Everyone on left or right cites George Orwell when they believe they are being deceived by “authority”. This blog, though, is written to those conservatives who believe that Orwell was an un-ambivalent opponent of statist controls. He was not. He never deviated from his anti-capitalist, populist ways.
Here are some shocking details from Orwell’s wartime essays, reviews, and letters. I consulted them because I wanted to find out if Animal Farm and Nineteen-Eighty-Four were roughly the same book, both directed solely (or largely) at the Soviet Union’s assaults on telling the truth. I read all of the volumes available to me, and was impressed that he admitted to errors of prediction. But the list that follows is about consistent views. I continue to wonder if Orwell identified both with Winston Smith (the victim) and O’Brien (the sadistic persecutor). (On a prior blog quoting Orwell’s pity for the Promethean Hitler of Mein Kampf, see http://clarespark.com/2014/12/27/some-irregular-thoughts-on-george-orwell/; also http://clarespark.com/2012/09/28/bibi-and-the-human-nature-debate/.)
1. Orwell admires the reactionary writers of his period: T. S. Eliot, Ezra Pound, W. B. Yeats, Wyndham Lewis, Evelyn Waugh, James Joyce, in spite of their awful or neutral politics. I.e., he as much as admits to being an aesthete.
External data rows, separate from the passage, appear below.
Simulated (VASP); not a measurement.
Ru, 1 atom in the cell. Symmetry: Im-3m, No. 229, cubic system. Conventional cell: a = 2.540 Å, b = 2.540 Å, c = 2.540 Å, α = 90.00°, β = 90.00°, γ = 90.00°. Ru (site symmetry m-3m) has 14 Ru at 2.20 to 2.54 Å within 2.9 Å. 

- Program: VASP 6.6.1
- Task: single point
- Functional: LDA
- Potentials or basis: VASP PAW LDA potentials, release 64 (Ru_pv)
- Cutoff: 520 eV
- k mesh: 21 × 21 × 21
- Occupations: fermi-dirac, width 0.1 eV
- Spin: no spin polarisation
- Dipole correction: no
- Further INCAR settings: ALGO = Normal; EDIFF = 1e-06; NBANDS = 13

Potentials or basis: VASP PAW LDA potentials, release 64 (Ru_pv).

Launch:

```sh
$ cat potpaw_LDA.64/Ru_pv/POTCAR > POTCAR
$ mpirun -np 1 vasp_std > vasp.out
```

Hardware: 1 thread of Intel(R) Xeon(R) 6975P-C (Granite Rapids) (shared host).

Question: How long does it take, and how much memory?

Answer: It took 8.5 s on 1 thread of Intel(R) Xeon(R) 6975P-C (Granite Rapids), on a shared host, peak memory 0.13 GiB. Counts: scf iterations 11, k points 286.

2. A self-described “Socialist” and anti-imperialist throughout the essays, he rails at the lack of artistic freedom in the fascist, “totalitarian” regimes of his time. He wants both “Socialism” and total intellectual freedom. When he uses the word “totalitarian” he refers to the lying mass media, especially journalists who perpetuate lies about the Spanish Civil War, the subject of his favorite book-child, Homage to Catalonia. He describes POUM (the faction he joined) as Trotskyist. This raises the question of why he objects to Emmanuel Goldstein, the character with both a Christian and “Jewish” name, and understood to represent Leon Trotsky, a Bolshevik with Jewish descent.
3. Though in one essay he detaches himself from the notion of “national character”, earlier he describes the “English” as “Christian”, though their allegiance to that religion is unserious. Now comes the most illuminating point: because the “English” are only superficially Christian, lacking the rejection of worldliness in the Catholicism of Chesterton and Belloc (whom he otherwise rejects as bigots), the English no longer believe in immortality. Thus, devoid of heaven and hell, they are prey to the “materialism” he associates with the Soviet Union and its lying, seductive ways. Hence, the English lack the knowledge of the distinction between “good and evil”. Thus bereft, there is no incentive but the search for power. (Enter O’Brien’s speech to Winston Smith, quoted here: http://clarespark.com/2012/10/15/orwell-power-and-the-totalitarian-state/.)
4. I have suspected previously that Orwell’s attachment to the working class was mostly sentimental, as either compensation or reparations for his military family or his early work for the British Empire in India, before he took up the cudgels for “the colored peoples” of the world.
5. His stated admiration for Arthur Koestler’s Darkness at Noon, particularly the relations between two characters, Rubashov and Gletkin, corresponding to Smith and O’Brien (?), suggest deep influence in the composition of his last book. (There are numerous internet essays on the similarities between the two books: here is one of many examples: http://www.ehistorybuff.com/koestlerdarknessatnoon08.html.)
Conclusion: In his rejection of materialism, Orwell reminds me of the social democratic inheritance passed on by Disraeli (whom he abhors as an imperialist). But his horror at the mendacious new mass media suggests the line of the counter-Enlightenment Frankfurt Institute refugees, whose critical theory dominates the teaching of the humanities today. Because Orwell is not enthused about the victorious but only weakly socialistic British Labour Party, though he does hate the money power (i.e. the British aristocracy that he longs to expropriate), Orwell should be viewed as a disgruntled artist and populist, neither conservative nor left-wing in any sense. At most, he was probably an organic conservative, hoping for mystical Goldstein-free social bonds and sacrifice to restore order to a permanently warring world.
As George L. Mosse once observed, populism stands outside politics. As a closet peacenik writing in the 1940s, a dystopia was his only alternative.